The JRS is currently supporting 11 men who recently crossed the Channel in small boats and who have experienced trafficking, forced labour and torture on their journey to the UK.
One is from Syria and the rest from Sudan, a journey typically takes them through Libya, which is known to be rife with trafficking with numerous accounts of mistreatment and torture.
“Some have told us that they were sold between gangs, forced to work and never paid. Others were sold on repeatedly to other traffickers. Many bear the physical and mental scarring of this time,” added Teather.
One of the Sudanese men supported by JRS UK had spent four years in such conditions in Libya, but could not explain this at his “screening” interview as it was cut short.
Six others have shared records of their screening interviews with all six confirming that officials skipped the key questions: “Why have you come to the UK’? and “Please outline your journey to the UK.”
Four individuals whose screening interviews were cut short are scheduled to be removed on charter flights this week. A further four potential victims of trafficking have also removals scheduled for this week amid concerns from the organisation that they also have not been given full screening interviews.

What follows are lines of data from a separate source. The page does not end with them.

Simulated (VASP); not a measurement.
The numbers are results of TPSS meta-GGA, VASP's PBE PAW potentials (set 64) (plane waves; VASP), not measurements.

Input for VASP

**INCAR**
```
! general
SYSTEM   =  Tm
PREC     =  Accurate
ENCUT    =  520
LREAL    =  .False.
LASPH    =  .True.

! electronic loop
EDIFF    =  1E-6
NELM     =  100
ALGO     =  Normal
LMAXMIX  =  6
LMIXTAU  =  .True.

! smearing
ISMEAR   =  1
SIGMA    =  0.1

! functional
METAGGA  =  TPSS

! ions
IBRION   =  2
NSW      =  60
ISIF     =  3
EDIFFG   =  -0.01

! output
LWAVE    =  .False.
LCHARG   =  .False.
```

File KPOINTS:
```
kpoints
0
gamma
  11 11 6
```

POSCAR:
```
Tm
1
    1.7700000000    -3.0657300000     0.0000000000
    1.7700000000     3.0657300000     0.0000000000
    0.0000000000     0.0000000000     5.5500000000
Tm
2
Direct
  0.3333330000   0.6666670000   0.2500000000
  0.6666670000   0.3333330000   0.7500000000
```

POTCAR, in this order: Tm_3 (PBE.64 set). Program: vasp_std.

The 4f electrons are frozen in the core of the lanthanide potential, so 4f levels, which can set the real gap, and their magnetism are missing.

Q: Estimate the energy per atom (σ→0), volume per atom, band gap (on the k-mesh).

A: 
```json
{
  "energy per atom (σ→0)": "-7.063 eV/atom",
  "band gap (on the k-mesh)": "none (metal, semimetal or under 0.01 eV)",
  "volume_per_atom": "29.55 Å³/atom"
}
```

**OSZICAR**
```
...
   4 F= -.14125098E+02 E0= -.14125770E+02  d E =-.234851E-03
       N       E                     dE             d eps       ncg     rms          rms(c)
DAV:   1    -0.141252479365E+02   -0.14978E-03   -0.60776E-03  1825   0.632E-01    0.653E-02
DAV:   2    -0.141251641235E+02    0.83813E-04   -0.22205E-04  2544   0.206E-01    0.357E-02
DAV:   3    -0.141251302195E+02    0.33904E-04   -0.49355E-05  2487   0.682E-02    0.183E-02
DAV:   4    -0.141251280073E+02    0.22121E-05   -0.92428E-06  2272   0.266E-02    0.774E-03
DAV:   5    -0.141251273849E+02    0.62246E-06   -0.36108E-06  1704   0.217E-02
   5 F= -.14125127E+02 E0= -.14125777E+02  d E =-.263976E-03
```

All individuals held in immigration detention also have the right to legal advice, but Teather says legal access is currently erratic and she fears that some of those on this week’s flights will have been unable to challenge their removal.
A Home Office spokesperson said: “We remain determined to fix the broken asylum system so that it is firm and fair and make no apology for removing those with no right to remain in the UK.
“All individuals due to be removed have or will have been through a screening interview, which includes updated questions on trafficking, prior to removal. To suggest otherwise is inaccurate.”